Insights/foresights :: with Dave Homer


Meet Dave Homer. 

One half of former legend creative team, Debaser, and now a key part of our team of illustrators at The Drawing Arm.

After almost a decade of design for the music industry, working on award-winning album artwork for Empire of the Sun, Cold Chisel and a million others to name a few – Dave has ventured out into the wider world of commercial illustration. 

Commuting between New York and Sydney, Dave still enjoys his music-related work, but he is currently concentrating on illustration and hand-drawn typography, typically combining the two.

His ever-growing international client list includes Capital One Bank (USA), Whole Foods (USA), Kiehls, Polk Audio, Optus, IBM, Telstra, Vodafone, Jetstar and Converse.


What’s your dream project or brand to work on?

That’s really hard to say. Some of my favourite clients and projects have come from the most unexpected brands. Back when I worked mainly in the music biz, I would have said working on a new Sonic Youth record would be my dream project! These days I really get excited to work on projects where a brand has faith in what I do as an artist, and wants to collaborate with me on a specific idea. Something that has a bigger scope than just a single image and requires me to communicate a number of ideas across different platforms and mediums. I’m also working on a book of my illustrations at the moment, which is pretty much turning out to be my dream project!

What do you see trending in illustration this year? 

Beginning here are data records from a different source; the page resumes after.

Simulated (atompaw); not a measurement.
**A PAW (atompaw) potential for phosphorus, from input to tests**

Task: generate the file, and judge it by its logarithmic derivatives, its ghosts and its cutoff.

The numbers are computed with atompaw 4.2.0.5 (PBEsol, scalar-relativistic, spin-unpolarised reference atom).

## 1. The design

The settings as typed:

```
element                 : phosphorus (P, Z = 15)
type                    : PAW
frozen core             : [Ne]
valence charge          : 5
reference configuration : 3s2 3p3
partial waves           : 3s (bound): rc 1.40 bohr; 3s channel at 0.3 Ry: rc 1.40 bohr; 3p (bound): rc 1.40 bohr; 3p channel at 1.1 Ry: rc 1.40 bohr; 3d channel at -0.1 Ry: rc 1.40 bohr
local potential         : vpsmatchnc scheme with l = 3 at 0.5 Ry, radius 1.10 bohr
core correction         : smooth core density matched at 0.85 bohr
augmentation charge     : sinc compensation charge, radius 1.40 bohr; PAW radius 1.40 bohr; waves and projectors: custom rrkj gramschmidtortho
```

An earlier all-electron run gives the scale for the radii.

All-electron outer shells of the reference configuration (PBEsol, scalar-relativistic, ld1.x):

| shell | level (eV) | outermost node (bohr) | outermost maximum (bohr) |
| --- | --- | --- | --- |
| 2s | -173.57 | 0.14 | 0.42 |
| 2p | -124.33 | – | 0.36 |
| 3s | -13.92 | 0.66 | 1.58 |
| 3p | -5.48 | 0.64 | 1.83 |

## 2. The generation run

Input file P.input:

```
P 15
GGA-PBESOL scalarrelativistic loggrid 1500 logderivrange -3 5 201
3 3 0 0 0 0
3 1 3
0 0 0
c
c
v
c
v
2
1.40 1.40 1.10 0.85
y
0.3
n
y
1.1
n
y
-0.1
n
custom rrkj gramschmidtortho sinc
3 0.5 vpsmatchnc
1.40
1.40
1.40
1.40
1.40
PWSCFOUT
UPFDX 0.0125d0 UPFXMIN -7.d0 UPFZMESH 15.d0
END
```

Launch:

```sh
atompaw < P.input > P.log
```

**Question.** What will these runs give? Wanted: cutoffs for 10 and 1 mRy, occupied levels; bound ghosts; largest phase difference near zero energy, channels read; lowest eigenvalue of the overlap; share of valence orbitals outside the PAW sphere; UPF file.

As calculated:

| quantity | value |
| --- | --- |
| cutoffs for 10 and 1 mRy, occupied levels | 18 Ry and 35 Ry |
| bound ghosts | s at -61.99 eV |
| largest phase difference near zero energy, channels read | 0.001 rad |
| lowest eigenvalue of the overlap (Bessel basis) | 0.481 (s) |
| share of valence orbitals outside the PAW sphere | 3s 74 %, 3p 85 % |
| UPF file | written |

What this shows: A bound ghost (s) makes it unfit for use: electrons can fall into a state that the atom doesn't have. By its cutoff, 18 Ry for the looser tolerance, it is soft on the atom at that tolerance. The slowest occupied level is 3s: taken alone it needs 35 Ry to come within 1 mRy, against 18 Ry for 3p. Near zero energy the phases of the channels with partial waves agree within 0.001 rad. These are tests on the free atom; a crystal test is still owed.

I think we’re going to keep seeing styles that move away from being exclusively digitally created, and more toward work that has something of a hand-created feel. People tend to be less impressed with technical wizardry now, and seeing that a piece has been carefully thought out, considered and created has real value. I obviously use a lot of technology and hardware to create my work, but it all starts with a thought and a pencil and paper. I think hand-drawn typography in particular will continue to be prevalent, as it’s so effective at conveying personality and individuality. 


Name your top three Instagram accounts to follow?  

@powwowworldwide   @brooklynmuseum    @natgeo

In the future all art is destroyed, and you can only save one piece – what would it be?

I’d keep the original pencil sketch studies of Edward Hopper’s, “Nighthawks”. I love the painting, but in some ways, I like the scratchy, sparse little sketches much more. There are some hanging in the Whitney in NYC, and they are just such vague little outlines of an idea on old scraps of paper, but they have a real spontaneity and energy to them, and only hint at what the final piece will become.